For American Airlines, the nation’s largest airline, the mid to late 2010s were what the Bible calls “years of plenty.”
In 2014, having reduced competition through mergers and raised billions of dollars in new baggage-fee revenue, American began reaching stunning levels of financial success. In 2015, it posted a $7.6 billion profit — compared, for example, to profits of about $500 million in 2007 and less than $250 million in 2006. It would continue to earn billions in profit annually for the rest of the decade. “I don’t think we’re ever going to lose money again,” the company’s chief executive, Doug Parker, said in 2017.
There are plenty of things American could have done with all that money. It could have stored up its cash reserves for a future crisis, knowing that airlines regularly cycle through booms and busts. It might have tried to decisively settle its continuing contract disputes with pilots, flight attendants and mechanics. It might have invested heavily in better service quality to try to repair its longstanding reputation as the worst of the major carriers.

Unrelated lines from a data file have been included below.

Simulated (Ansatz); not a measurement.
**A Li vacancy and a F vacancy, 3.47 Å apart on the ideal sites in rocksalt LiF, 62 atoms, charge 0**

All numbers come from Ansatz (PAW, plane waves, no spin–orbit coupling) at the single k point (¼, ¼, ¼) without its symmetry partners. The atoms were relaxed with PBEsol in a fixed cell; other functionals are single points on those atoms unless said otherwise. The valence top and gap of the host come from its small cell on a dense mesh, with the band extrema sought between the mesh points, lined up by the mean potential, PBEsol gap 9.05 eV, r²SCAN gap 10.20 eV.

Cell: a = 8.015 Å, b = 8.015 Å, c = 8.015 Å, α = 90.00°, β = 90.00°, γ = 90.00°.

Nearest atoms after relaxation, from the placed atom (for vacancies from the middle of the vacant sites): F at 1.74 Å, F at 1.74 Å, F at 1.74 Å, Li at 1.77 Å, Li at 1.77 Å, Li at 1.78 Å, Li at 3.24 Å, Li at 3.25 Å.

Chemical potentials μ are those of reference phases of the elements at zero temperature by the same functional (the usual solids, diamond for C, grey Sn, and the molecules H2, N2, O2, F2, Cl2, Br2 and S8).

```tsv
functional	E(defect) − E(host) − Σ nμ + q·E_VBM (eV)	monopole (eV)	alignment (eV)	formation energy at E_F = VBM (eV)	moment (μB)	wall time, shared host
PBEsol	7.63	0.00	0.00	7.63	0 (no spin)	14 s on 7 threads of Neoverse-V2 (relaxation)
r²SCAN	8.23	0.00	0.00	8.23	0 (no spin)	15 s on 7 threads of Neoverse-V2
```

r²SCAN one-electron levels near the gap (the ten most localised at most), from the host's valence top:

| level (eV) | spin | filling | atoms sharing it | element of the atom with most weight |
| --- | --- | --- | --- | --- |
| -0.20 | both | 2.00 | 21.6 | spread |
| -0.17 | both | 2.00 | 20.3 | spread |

Instead, American blew most of its cash on a stock buyback spree. From 2014 to 2020, in an attempt to increase its earnings per share, American spent more than $15 billion buying back its own stock. It managed, despite the risk of the proverbial rainy day, to shrink its cash reserves. At the same time it was blowing cash on buybacks, American also began to borrow heavily to finance the purchase of new planes and the retrofitting of old planes to pack in more seats. As early as 2017 analysts warned of a risk of default should the economy deteriorate, but American kept borrowing. It has now accumulated a debt of nearly $30 billion, nearly five times the company’s current market value.